Changing my screen name back to Starward. I can't live without it.
Today I found out I am in some possible (but, thank God, not considered probable) danger. The med dosages given me today should correct this, but I have to return to the Cardiologist on Friday to determine my status. I realized then I do not want to die under any other name but Starward.
Laugh or sneer as you like that I did not have the good sense to realize this when I entertained the prospect of changing it, to j-called, this past Sunday. I should have understood. I have to learn by fault and by failure. Thankfully, my Savior allows certain circumstances to shed light on my foolishness. I, am no one else, am the biggest horse's ass in the cosmos.
But I am also, through---and only through---the Grace of our Lord Jesus Christ, the Savior I need every moment of every day, Starward.
Since you first showed up to
Since you first showed up to comment on my poems, I couldn't separate the Poet from the name. Of course, you're always free to change your name as you please, but to many of us, you're always Starward and always a star. My heartfelt prayers and best wishes.
And I couldn't see you as
And I couldn't see you as anyone else! Glad you had this epiphany but wven gladder you'll be ok! May you be better than ok! I am praying as if you've already recieved it! Fasting and prayer and absolute deliverance! On to more glorious anothologocal cleansing, chronicaling (yea made up word but I know you get me) reflecting and evolving and most importantly healing and saving. Bless you
Hugss
Don't let any one shake your dream stars from your eyes, lest your soul Come away with them! -SS
"Well, it's love, but not as we know it."

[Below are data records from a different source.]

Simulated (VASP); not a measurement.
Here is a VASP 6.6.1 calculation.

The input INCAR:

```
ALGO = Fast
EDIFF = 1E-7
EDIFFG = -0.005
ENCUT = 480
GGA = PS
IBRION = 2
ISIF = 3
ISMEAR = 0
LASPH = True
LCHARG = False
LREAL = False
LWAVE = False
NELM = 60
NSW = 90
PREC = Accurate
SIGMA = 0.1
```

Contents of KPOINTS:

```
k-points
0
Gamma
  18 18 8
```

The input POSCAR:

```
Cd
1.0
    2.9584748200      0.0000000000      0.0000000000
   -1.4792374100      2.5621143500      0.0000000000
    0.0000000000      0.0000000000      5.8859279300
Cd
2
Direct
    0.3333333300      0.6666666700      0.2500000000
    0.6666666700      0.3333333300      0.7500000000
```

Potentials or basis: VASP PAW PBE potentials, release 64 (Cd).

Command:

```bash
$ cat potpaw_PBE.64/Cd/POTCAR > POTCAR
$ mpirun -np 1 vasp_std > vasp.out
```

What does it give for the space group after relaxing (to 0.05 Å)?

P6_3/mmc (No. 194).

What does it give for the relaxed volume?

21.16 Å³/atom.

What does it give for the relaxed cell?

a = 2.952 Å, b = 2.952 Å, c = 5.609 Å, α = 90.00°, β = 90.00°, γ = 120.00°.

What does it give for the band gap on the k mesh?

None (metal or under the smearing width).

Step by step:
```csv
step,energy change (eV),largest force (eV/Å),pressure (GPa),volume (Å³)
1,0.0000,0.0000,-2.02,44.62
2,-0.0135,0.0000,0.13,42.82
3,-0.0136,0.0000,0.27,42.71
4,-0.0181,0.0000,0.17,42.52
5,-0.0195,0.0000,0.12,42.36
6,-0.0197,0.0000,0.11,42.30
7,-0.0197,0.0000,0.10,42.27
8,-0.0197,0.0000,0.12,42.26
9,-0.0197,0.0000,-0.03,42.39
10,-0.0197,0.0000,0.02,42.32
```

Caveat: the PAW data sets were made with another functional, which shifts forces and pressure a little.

Just when I began to wonder
Just when I began to wonder this post kept my mind from wandering. Sometimes things become quite clear during a health scare and such.
here is poetry that doesn't always conform
galateus, arkayye, arqios,arquious, crypticbard, excalibard, wordweaver
Thank you for your comment.
Thank you for your comment. And yes, I agree. But what began as somewhat disturbing information---the potential danger toward which I was drifting was turned, by God, to a teachable moment right after I left the doctor's office. And this is a significant time of the year for me---the season when, in 1976, my friendship with Cerulean, solidified and began to draw me out from under the shadows of my parents and my (then) circumstances. And then, the same July in which we celebrated the nation's two hundredth anniversary became the first month of my independence from what had been a very mundane and repressed existence.
Please forgive my verbosity, and thank you very much for commenting.